There’s a word we like to use, and it’s progress – did you make progress today? It’s about progress, not perfection,” said Bob Wilkie, former professional hockey player and founder of I Got Mind, an organization devoted to promoting mental health in sport.
If anyone knows about progress, it’s Wilkie. A Calgary native and former NHL player, Wilkie is all too familiar with the pressure and expectations that can come with life and specifically with playing sports. Sensitive as a young boy, Wilkie recalls the pressure to be perfect, to ignore how he was feeling, and just to perform when he was as young as ten years old.
“You play, and you play well, or you don’t play at all,” he said, explaining the hockey mentality.

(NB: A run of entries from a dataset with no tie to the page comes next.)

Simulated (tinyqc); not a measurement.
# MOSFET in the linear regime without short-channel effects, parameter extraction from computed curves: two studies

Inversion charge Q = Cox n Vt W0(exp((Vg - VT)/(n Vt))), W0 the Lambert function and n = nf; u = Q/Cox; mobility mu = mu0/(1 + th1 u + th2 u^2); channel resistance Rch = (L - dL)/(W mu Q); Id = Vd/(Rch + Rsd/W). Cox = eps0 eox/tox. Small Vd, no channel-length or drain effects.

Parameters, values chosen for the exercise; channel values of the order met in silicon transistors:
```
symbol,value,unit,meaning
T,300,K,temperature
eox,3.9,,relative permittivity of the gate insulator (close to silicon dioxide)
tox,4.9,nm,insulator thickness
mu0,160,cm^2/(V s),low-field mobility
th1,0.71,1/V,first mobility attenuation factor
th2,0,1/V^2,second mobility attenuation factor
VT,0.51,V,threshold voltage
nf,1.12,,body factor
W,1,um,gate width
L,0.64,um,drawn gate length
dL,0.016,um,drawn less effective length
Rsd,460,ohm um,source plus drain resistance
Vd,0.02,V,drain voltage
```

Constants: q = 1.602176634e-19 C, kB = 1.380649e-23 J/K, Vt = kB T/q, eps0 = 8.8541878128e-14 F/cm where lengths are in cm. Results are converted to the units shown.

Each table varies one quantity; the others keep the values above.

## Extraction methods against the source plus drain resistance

The all-or-nothing mindset of some coaches forced Wilkie to bury his emotions rather than address them. Years of repressed feelings, high expectations, and the pressure to be perfect led him to turn to alcohol and drugs as a means to numb his feelings of anxiety and depression.
A survivor of the 1986 Swift Current bus crash and former player for the infamous coach Graham James, Wilkie quickly developed a label that stuck with him wherever he played hockey – he drinks too much, parties too much, and doesn’t care.
Eventually, he just started to live the label saying “it was easier to fill those expectations” despite having what looked like a successful athletic career ahead of him when drafted by the Detroit Red Wings.
Wilkie recalls a few people who did try to start the conversation with him about his mental health. Unfortunately, he felt unsafe discussing his feelings and feared the judgement of others. He simply didn’t know how to take advantage of the few opportunities that were given to him.
Wilkie fell into a cycle of partying and drug abuse he couldn’t shake – from team to team, the cycle would reappear, and everything would fall apart again.
“I couldn’t figure out why this pattern just kept going on and it was because of me,” he said.
It wasn’t until Wilkie’s daughter was born that he saw himself through a different lens.
“For the first time in my life, I really experienced what love is,” he explained.
New responsibility and love for his daughter finally started Wilkie on his healing journey. It was a twenty-year process and something that required total commitment.
“So many people are looking for a quick fix instead of being prepared to do what really needs to be done – and that’s to take a long hard look in the mirror and identify the things that need to happen to make them whole again.”
While Wilkie made progress with his mental well-being, he couldn’t ignore the same patterns of promoting anxiety and depression that were prevalent in sports and felt compelled to do more. He completed his life coaching certificate where he learned how to take his own experiences and stories and put them into teachable contexts. He discovered more and more youth wanted an opportunity to talk and were looking for the tools to support their mental health.
In 2008 Wilkie founded I Got Mind – an organization committed to promoting the importance of mental health in the sporting world. I Got Mind has travelled across the country talking to youth, coaches, and parents all to promote mental health. He recently spoke at the Distress Centre in Calgary, sharing his story. It is an organization that could have helped him if he had been able to reach out.
“Being asked to speak was a great honour,” Wilkie said. “I have been in those places personally with mental health where I felt like [suicide] was the best option and now, after the healing, I have an understanding of how I got there.”
Wilkie is a believer in sharing stories and committing to progress. He says that while we talk about mental health more today, we still seem to be missing the critical education needed.
“The power of the movement is fantastic,” Wilkie exclaims. “The problem is there is not enough education out there for what it means and how they need to do things differently. It’s learning a whole new skill set.”
Along with the rest of the team of passionate athletes and mental health experts at I Got Mind, Wilkie continues to share his story of hope, and offer resources both in-person and online for athletes, coaches, and parents.